Focus On Compliance in Boosting Tax Collection

The FIRS is comfortably the largest revenue collection agency, responsible for petroleum profit tax (PPT) and the most important non-oil taxes. The revenue generation of the FGN can be judged on its performance.  Its collection increased by 22% in 2017 and 32% in 2018 but remains short of budget and, more significantly, the level to fund the overdue transformation of the Nigerian economy. PPT collection achieved 93% of budget in 2018, and non-oil taxes just 70%, which highlights the areas where the FIRS should concentrate its efforts.          

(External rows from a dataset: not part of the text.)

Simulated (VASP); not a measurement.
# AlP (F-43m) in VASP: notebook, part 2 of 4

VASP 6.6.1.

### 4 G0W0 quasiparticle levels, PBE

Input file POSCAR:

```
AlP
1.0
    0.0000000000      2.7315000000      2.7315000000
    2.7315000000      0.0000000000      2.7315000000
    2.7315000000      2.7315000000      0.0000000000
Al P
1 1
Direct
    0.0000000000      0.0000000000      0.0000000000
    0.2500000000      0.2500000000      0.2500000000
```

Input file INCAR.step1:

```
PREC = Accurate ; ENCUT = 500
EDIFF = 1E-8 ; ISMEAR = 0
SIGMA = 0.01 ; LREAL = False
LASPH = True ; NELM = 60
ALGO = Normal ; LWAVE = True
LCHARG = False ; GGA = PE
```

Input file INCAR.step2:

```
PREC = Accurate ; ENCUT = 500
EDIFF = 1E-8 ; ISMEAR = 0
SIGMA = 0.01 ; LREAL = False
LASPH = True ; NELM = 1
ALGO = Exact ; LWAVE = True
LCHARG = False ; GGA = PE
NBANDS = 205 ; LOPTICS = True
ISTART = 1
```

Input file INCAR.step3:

Our chart shows that the FIRS has not achieved its target since 2014 because the setting of budgets has become more aggressive. If we take the FGN’s share of company income tax (CIT), we see from data provided by the Budget Office of the Federation that collection in 2017 reached N543bn (vs a budget of N808bn). In the first nine months of 2018 it hit N500bn (vs a full-year target of N795bn).  Budgets are to remain aggressive. We note that the FIRS has an N8.0trn target for total revenue generation in 2019 (vs N5.3trn actual in 2018).  The FIRS has a number of initiatives in place to boost collection, centred upon the use of electronic systems, the pooling of information with government departments and working with external consultants. They are all commendable and apparently based upon on improving compliance and coverage.  The FGN seems reluctant to increase tax rates as well as tighten compliance. There were reports in the local media that senior officials had discussed raising PPT, CIT and VAT in meetings with a Senate commission (Good Morning Nigeria, 21 March 2019).  However, they are still just reports, and we await signs that the FGN will adopt the fastest route (some higher rates and improved compliance).